Thursday, June 09, 2011

Life's New Comedies

I just found this yesterday and, oh, how I love it (絶望 = Zetsubou = Despair);



My favourite part is how the Free Hugs guy clearly does not want to give him that second hug.

I don't know how much exposure most people have to them, but Free Hugs is an international campaign, people who stand in crowded places or at events holding signs reading "Free Hugs"--there're always a lot of them at Comic-Con and they always give me douche chills. Maybe I'm a misanthrope, but there's something a bit cloying about people who seek to diminish the importance of individual differences when bestowing affection and putting their faces against a thousand other faces in the process. I feel like they want to turn the world into a pillow.

I am starting to feel bad for Anthony Weiner. Maybe I wouldn't if I weren't starting to get bored with penis jokes. But it sounds to me like the case of a nerd trying to get his rocks off--he's the kind of guy busy most of his life, so doesn't have time to figure out how to be naughty in a hip way. There's the issue of him cheating on his wife, though supposedly she knew about what he was doing and I guess it's possible she'd didn't consider even graphic internet flirting to be the same thing as cheating. I found this bit from a blog entry Alec Baldwin wrote on the subject kind of interesting;

My friend Morgan Rank owned an art gallery in East Hampton several years ago. He moved to Italy, living in the quiet countryside there for nearly a decade. We had lost touch and then, at an art event in New York, someone approached me and said, "Morgan is back." I got a phone number and called him.

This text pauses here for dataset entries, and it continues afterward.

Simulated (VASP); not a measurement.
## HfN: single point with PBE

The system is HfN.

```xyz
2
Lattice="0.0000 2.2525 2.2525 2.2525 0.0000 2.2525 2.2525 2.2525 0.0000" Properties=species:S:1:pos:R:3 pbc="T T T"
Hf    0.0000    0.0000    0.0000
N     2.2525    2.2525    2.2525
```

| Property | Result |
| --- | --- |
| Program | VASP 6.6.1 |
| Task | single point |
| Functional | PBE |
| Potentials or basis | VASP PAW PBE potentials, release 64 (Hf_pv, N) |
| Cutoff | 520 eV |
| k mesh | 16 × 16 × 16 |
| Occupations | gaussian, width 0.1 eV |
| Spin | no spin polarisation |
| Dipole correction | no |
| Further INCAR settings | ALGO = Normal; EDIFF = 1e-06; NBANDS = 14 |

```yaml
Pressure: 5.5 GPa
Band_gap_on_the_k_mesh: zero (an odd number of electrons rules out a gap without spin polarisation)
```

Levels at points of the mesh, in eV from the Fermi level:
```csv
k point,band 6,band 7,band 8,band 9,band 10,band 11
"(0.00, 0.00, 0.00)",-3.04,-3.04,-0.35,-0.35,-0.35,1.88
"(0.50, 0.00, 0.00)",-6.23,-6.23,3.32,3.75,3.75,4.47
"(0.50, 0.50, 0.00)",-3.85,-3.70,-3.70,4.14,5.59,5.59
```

Morgan really lived off the grid. No internet. Little telephone usage. When we spoke awhile back, he commented on the digital age he found, in full force, upon his return. "Theses kids with these devices in their hands every minute of the day," he said. "They will never get to know each other the way we did. They will never stare at each other over a candle, jammed into a bottle of Mateus, on a red checkered table cloth in some restaurant."


I guess a lot of people sense the death of a certain aspect of human connectivity. I often cite as a virtue of the internet the ability for people to communicate without the weight of gender, age, race, or sex provoking preconceptions in others, so ideas can be transmitted and processed with less bias. Though of course, anonymity on the internet probably produces more harm than good, and not just due to the Greater Internet Fuckwad theory. Something that I've always thought was ultimately counterproductive is the tendency of some people to have several different alts in different kinds of forums. People who have strained relationships will sometimes attempt to reconnect with people without their knowing, people will use an alternate identity to troll, thereby creating the impression of multiple people disliking someone when in reality it's just one guy with an axe to grind. Usually I think the phenomenon is much worse than I can imagine, other times I think I'm being paranoid. Then something happens like what happened to me one day last week.

Something like fifty people are on my friends list in Second Life, basically because I don't usually turn down friend requests unless someone's being an overt asshole. Some fairly standard looking, bleach blond avatar with large breasts walked into one of the chess clubs I go to a few months ago and after some polite conversation she friended me and I accepted. We played one game of chess, I won, and though she didn't say much about it, I got the impression she didn't take losing very well.

I didn't see her at the chess club very much, but she had a tendency to send me teleports at random times to a Second Life movie theatre. I went a couple times to be friendly, but finally explained to her I don't like watching movies in Second Life--as the creepy hardcore movie fan I am, I need good sound and video quality and I don't like having people around me talking during a movie. The only reason to watch a movie in SL would be for a communal experience and I wasn't up for it.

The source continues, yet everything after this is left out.